Skip to content

Mapping

Cole Hudson edited this page Oct 18, 2018 · 4 revisions

You've reached the field mapping part of this guide. Both parts of the documentation (for systems administrators and portal managers) introduce this concept, so you should be ready to tackle this challenge. Ideally, the systems administrator and portal manager should be reading this together right now, as both of your skills will be required.

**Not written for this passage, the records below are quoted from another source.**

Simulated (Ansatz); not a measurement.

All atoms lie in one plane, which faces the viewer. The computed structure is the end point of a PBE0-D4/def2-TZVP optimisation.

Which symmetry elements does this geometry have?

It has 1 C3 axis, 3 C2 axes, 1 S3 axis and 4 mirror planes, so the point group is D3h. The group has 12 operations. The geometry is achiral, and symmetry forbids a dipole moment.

The file referenced previously is an XML configuration file that takes XML records from an OAI feed and maps their values into a flattened representation of the data needed by Solr and the portal front-end. There are two important sections into this xml file: the attributes found within the opening entity element and the xpath attributes found within each field element.

Entity element attributes

Update the URL to reflect your OAI feed using the format http://YOUR_URL. Update the prefix attribute to match the prefix value presumably set in your OAI feed. Note your idCol attribute is automatically set to match the field column attribute for identifier. This is the unique value for each field.

Field elements

Each field element has two parts: the column attribute which corresponds to a name set within Solr (don't update unless you know what you're doing) and the xpath attribute which sets the XPath needed to traverse the record and find the value you're looking for.

Testing Configurations

It is recommended that you test all of these values before you install Solr. Make sure your OAI url goes to a specific feed that returns records. If you have the ability to login to the portal server, please use the Linux utility curl to confirm that no networking/firewall issues exist. It is presumed that your OAI records do not match the default Michigan Service Hub schema found here. So, the XPath for each field will need to be updated. Using your preferred tool or even a web-based service such as xPath tester, run each xPath query through a sample record and make sure the correct values are pulled from the record. Mapping errors will cause the Solr indexer to fail silently.

(Optional) Loading a Previous GeoLocation Table

If you have a previous instance of the portal running that has items in it, you will have a table full of geolocated places in your database. This data can be useful if you are moving data from one portal instance to another and saves you the effort of having the Google GeoLocation API run every time you import items. You can take this table and as a sql file, reimport the table. If already have this table saved as a sql file, skip the next part. If you do not have this file already, (assuming you're a linux/mac terminal) run the following command:

ssh portal@Your_old_portal_instance 'docker exec -tu postgres spotlight_db_1 pg_dump spotlight_production -t geolocation' > geolocation.sql

The file should now be on your computer. Next, run the following command:

cat geolocation.sql | ssh portal@Your_new_portal_instance 'docker exec -i spotlight_db_1 /usr/bin/psql -h localhost -U postgres spotlight_production'

Done.

If this doesn't work for you or you don't have a native shell with ssh (i.e. Windows), the relevant commands are:

  • Login to your existing portal

  • Run: docker exec -tu postgres spotlight_db_1 pg_dump spotlight_production -t geolocation > geolocation.sql

  • Login and copy your sql file to your new server

  • Run: cat geolocation.sql | docker exec -i spotlight_db_1 /usr/bin/psql -h localhost -U postgres spotlight_production

Running a Data Import

After you have finished updating your data-config.xml file, continue the Solr installation instructions. Navigate to the Solr web-interface, select your core on the left and select the DataImport section. Select full-import and select Execute. When complete, the indexer should display its status and success or error message. If there are any errors with the mapping, the readout will look something like this:

{
  "responseHeader": {
    "status": 0,
    "QTime": 0
  },
  "initArgs": [
    "defaults",
    [
      "config",
      "data-config.xml"
    ]
  ],
  "command": "status",
  "status": "idle",
  "importResponse": "",
  "statusMessages": {
    "Total Requests made to DataSource": "0",
    "Total Rows Fetched": "1000",
    "Total Documents Processed": "0",
    "Total Documents Skipped": "0",
    "Full Dump Started": "2018-06-29 19:36:29",
    "Total Documents Failed": "1000",
    "Time taken": "0:3:2.107",
}
}